Past. Present. Future.

Christmas Gift

Smith unifies his poetry collection, Counting Descent by organizing his poems around the theme of historic and modern social injustice against African Americans. In the fluidity of his writing, he weaves instances of racial injustice throughout his collection. From literal meanings of hatred by murdering innocent people, to using objects and nature to explain the harshness of society and what other black people have had to suffer so that the next generation can flourish. Clint Smith uses his collection to give the readers an insight to what black people faced for hundreds of years.

Foremost, Smith’s poems document the types of social justice throughout history. Throughout his collection, the poems depict how historic social injustice has caused a cycle of hatred and cruelty toward black people just because of their race. “what the ocean said to the black boy”, shows how society tries to ‘drown’ people who seem different, people who, in the past, wanted to take a stand against racial discrimination.

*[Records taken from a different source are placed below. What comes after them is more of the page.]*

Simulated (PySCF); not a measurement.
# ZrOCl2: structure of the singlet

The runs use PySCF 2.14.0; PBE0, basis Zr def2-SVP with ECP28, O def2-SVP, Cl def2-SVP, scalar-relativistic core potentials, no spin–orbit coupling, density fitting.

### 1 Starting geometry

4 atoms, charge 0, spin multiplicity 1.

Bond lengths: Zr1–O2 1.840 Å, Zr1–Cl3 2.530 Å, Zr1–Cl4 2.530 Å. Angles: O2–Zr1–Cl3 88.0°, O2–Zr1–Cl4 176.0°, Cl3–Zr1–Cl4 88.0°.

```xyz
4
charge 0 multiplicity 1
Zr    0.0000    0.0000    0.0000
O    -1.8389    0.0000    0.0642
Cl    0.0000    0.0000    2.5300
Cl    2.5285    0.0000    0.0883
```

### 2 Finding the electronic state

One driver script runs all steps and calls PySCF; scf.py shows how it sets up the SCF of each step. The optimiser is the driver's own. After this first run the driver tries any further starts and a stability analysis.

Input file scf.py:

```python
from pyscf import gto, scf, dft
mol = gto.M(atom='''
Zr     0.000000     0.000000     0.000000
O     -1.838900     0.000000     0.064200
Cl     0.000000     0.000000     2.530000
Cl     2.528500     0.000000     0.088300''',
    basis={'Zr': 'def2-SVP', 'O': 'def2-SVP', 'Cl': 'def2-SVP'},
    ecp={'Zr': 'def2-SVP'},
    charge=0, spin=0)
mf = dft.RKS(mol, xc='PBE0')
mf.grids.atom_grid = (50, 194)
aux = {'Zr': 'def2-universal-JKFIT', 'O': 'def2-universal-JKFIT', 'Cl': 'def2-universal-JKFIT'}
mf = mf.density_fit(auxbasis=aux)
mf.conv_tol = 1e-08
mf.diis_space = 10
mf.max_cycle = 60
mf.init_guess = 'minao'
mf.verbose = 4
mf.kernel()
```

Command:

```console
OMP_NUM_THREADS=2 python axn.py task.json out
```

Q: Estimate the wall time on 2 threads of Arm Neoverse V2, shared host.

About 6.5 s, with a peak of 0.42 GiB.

they say you just a conflagration

of bad intentions boy

they use me to put you out

don’t want you burning this place down. (p. 10)

Clint Smith shows that society sees African Americans as trouble because of the stands they took in the past to get free rights and fears that these people will rebel against society’s institutions. The author makes this point very clear when he writes,

they call me blue because

they don’t understand how the sky work

they call you black because

they don’t understand how god work (p.10)

The poem makes the point that the ignorance of society from the past grows from their fear that one-day black people will ultimately rise and destroy the labels and chains society once put on them. Smith argues that white society often assumes that their skin color makes them superior. This poem forces readers to confront the reality that white supremacy depends on the assumed racial inferiority of people of color. An example of a poem about a mixed-race slave driver, “For Charles”, gives an insight to the past where racism highly influenced society’s opinion. “I imagine there came a point…/where you decided enough was enough/had you already accepted what would be made of you?” (p.38) Being black made people property, not human. Moreover, this collection flows from the past to present about the hardships black people then and now had to endure because society saw them as something other than human. These examples of history racial inequality given throughout the book to show how the past has influenced the present-day inequalities.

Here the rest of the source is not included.